A new law took effect on January 1, 2017 that may help some immigrants who face possible deportation due to a previous conviction. The federal laws concerning immigration stipulate that non-citizens, even those persons who are here legally, may be deported if they have been convicted of a deportable crime, and even if that conviction happened many years ago. With the stepped-up immigration controls and deportations, this has become an urgent matter for some immigrants.


The new law in California, codified as Penal Code section 1473.7, allows those persons who are no longer under the jurisdiction of the court (that is, they are no longer incarcerated or serving a post-conviction sentence such as probation) to move the court to vacate the conviction if 1) the conviction or the sentence was legally invalid because the defendant pleaded guilty without understanding the potential immigration consequences or 2) there is newly discovered evidence that the defendant was actually innocent of the crime for which he or she was convicted.


Until this new law was passed, there was no legal remedy for a noncitizen to challenge a conviction or sentence if he or she was no longer under the jurisdiction of the court.


Let’s look at an example:

Mary, who was a legal resident (with a “green card”), was arrested for passing a couple of fraudulent checks in 2005. She had a limited command of the English language and legalese, which is difficult even for the native English speaker, was beyond her grasp of understanding. Even though she had an attorney, she did not understand that pleading guilty to the charges could result in her deportation from the United States, nor did her attorney explain that to her. She believed that because she was a legal permanent resident, she would never face deportation.

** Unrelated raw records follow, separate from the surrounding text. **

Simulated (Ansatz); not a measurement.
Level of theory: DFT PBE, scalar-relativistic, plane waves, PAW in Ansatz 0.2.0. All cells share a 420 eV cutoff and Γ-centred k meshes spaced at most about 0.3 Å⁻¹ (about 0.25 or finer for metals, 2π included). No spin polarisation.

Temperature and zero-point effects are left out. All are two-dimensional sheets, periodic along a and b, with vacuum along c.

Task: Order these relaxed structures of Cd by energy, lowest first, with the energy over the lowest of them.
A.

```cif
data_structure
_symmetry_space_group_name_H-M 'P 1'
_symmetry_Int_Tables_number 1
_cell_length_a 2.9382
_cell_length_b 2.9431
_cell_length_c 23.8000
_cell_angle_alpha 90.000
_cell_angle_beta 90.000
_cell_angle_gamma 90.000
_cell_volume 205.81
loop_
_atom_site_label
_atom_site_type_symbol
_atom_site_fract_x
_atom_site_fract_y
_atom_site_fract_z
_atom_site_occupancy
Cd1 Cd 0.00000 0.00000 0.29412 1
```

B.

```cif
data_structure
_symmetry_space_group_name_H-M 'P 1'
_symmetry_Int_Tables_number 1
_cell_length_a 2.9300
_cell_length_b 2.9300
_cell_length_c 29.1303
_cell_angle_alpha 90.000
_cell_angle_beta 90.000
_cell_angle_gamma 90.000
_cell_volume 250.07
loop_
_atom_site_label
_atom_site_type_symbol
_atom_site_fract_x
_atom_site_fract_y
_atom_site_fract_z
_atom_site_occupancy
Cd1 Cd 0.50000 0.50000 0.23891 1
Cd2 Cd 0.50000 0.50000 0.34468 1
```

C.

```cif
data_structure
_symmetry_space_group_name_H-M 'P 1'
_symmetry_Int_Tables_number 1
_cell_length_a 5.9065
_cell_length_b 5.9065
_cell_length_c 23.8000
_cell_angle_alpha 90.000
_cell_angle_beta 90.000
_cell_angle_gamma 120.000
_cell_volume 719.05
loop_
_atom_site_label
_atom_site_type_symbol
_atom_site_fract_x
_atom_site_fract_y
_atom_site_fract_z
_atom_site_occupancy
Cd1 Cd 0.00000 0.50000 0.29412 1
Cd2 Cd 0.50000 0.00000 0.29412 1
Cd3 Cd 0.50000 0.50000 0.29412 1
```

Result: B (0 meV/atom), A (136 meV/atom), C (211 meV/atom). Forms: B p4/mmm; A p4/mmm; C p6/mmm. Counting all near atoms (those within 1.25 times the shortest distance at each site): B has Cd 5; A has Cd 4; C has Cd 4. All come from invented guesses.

The district attorney offered her a deal: plead guilty to two counts of forgery with a sentence of one year (365 days) in jail, with the jail sentence stayed (entered but not served unless probation is violated) and serve 3 years of probation. Mary did not understand that by making this plea, she could be subject to deportation by the federal authorities because a forgery conviction is considered an “aggravated felony” if the sentence imposed is for one year or more. (8 USC §1101(a)(43)(R), (S); INA § 101(a)(43)(R), (S).) Honestly, the federal laws concerning deportable crimes are so complicated, most lawyers don’t even understand them.


Mary served her term of probation without any violations and in 2008, her probation was terminated and the case was closed. By law, therefore, the court no longer had any jurisdiction over this case. In 2015, Mary decided to apply for citizenship. Her application and the requisite Department of Justice criminal history review revealed the prior conviction. She was shocked when she received a notice regarding her citizenship application informing her that not only was she ineligible for citizenship but that she faced possible deportation because of her “aggravated felony” conviction, a deportable crime.


When Mary pleaded guilty to the charges, the law required then—as now—that her plea was made freely and voluntarily and that she “knowingly, willingly, and intelligently” waived her rights relating to the plea, including immigration consequences. Well, since Mary’s attorney didn’t properly investigate and advise her that she might face deportation due to the plea and since Mary did not meaningfully understand the immigration consequences of her plea, she did not “knowingly, willingly, and intelligently” waive her rights as to potential immigration consequences. But in 2015, Mary had no recourse; she couldn’t go back in time to reverse what was essentially an invalid plea because the court no longer had any jurisdiction over her case.


Penal Code section 1473.7 corrects this injustice. It permits a former defendant who is no longer under the jurisdiction of the court to file a motion with the California superior court on the grounds that the conviction or sentence is legally invalid because the defendant entered a plea without meaningfully understanding the adverse consequences. It applies when the defendant’s attorney failed to investigate and advise the defendant of the immigration consequences and/or the attorney failed to defend against the immigration consequences by, for example, negotiating a plea that did not have the immigration consequence (as I mentioned before, these laws are complicated even for attorneys) and/or when the defendant did not meaningfully understand the potential immigration consequences of the plea.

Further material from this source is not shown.